How about right-associative operators? Let's implement exponentiation (using the caret sign ^). To make the operation right-associative, we want the parser to treat subsequent exponentiation operators as sub-expressions of the first one. We can do that by calling expression in the handler of exponentiation with a rbp lower than the lbp of exponentiation:
class operator_pow_token(object):
lbp = 30
def led(self, left):
return left ** expression(30 - 1)
When expression gets to the next ^ in its loop, it will find that still rbp < token.lbp and won't return the result right away, but will collect the value of the sub-expression first.
And how about grouping with parentheses? Since each token can execute actions in TDOP, this can be easily handled by adding actions to the ( token.

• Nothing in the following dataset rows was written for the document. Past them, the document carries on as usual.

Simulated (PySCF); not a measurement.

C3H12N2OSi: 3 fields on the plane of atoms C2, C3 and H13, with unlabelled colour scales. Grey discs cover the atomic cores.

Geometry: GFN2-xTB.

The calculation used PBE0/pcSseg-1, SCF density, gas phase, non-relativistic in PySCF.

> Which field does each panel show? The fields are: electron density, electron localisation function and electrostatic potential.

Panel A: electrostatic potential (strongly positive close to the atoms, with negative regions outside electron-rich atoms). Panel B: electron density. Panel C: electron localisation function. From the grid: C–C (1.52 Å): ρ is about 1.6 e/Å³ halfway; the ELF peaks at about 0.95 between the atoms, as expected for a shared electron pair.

class operator_lparen_token(object):
lbp = 0
def nud(self):
expr = expression()
match(operator_rparen_token)
return expr
class operator_rparen_token(object):
lbp = 0
Where match is the usual RD primitive:
def match(tok=None):
global token
if tok and tok != type(token):
raise SyntaxError('Expected %s' % tok)
token = next()
Note that ( has lbp=0, meaning that it doesn't bind to any token on its left. It is treated as a prefix, and its nud collects an expression after the (, right until ) is encountered (which stops the expression parser since it also has lbp=0). Then it consumes the ) itself and returns the result of the expression [5].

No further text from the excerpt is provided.